Tunisian Prime Minister Hamadi Jbali presented his Cabinet pending the vote of confidence of the Constituent Assembly allowing it to start working. Jbali also read out the action program of this government for the year 2012. Listening to this program, a sense of unfinished business and a sense of déjà vu emerges strongly.
Indeed, apart from the some 5 million Tunisian dinars MTD (42 members including Jbali accounting for 10,000 TD each, which is the cost of a government post, according to experts) that will represent the cost of the government budget of a State in very difficult financial situation, the program of the new Tunisian Prime Minister does not announce any miracle remedy for the two main problems of post Ben Ali’s Tunisia, namely unemployment and economic recession. 
The program has a downright social orientation with an omission, almost systematic, of the economic component which is yet the real challenge for the Revolution and the true yardstick by which success will be judged.
Regarding employment, the prime minister confined himself to increasing the burden of public service, already overburdened by 20 to 25,000 new jobs to be created. It was, moreover, far from the election promises of 500,000 jobs (even if we consider that this figure was for 5 years). The old and new jobless have then to wait more.
Jbali also promised in the Government’s statement, more job positions in Libya in the Gulf and Europe. And if the first two destinations could be viable, Europe, with its own fish to fry as a result of an economy that is in immediate recession for some countries in 2011 and declining for others, is unable to create enough jobs for its citizens and ours.
Always focusing excessively on the social component, Hamadi Jbali talks about new wage increases. He forgets that Tunisian companies are already burdened by salary costs arising from various increases and are under pressure as a result of strikes or following negotiations.
In economic matters, the Tunisian prime minister talked with many generality and used chapter headings that sounded as déjà vu in the economic schemes of the former presidential programs of Ben Ali. 
These chapter headings include the revision of the tax system, modernization of the banking system or the revitalization of the financial market. 

Though some ideas were launched here and there like the supplementary budget for tourism promotion and the new railway Tunis-Kasserine, they remain insignificant.

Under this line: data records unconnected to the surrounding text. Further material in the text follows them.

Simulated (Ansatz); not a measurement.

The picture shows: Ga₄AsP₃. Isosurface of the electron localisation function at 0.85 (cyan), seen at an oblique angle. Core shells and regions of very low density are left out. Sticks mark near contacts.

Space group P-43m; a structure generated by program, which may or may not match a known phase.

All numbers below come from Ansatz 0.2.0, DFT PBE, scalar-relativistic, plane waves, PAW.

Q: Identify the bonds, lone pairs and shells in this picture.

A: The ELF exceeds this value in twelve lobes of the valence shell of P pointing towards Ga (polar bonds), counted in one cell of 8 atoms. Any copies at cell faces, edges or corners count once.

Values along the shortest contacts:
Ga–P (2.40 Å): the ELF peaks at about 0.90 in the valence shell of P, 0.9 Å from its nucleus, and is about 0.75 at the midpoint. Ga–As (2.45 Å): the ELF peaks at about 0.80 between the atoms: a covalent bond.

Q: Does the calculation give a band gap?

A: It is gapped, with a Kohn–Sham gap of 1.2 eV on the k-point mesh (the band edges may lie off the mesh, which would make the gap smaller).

No word was said on the orientations and ways to revive the economy. Nothing was said in the keynote speech on the situation of Tunisian businesses that have not yet seen the end of the tunnel of strikes and sit-ins. Nothing was said about any assistance to be provided to exporting companies that are losing their competitive capabilities month after month. Nothing was said or announced on the promotion of investment and improvement of the conditions of investment at a time when employers and economists are sounding the alarm bell on the shutting down of plants. No word was said about the means and resources that can fund his program. Especially since Jbali, in his social desire to cozy up the Revolution, plans to increase the amount of aid to needy families and expand the number of recipients to 235,000 families. No word on the origin of resources needed for his government’s program, at a time when there is so much talk on the debt of Tunisia, on its sovereign rating and its ability to borrow from foreign markets. No word either on alternatives for financing a budget about which he said nothing.
They are 18 points enunciated in a monotone by a prime minister who is already criticized on the number and quality of his government, in an elementary and sketchy presentation, that does nothing to allay the economic fears that start to overtake citizens who have already given up the fight politically.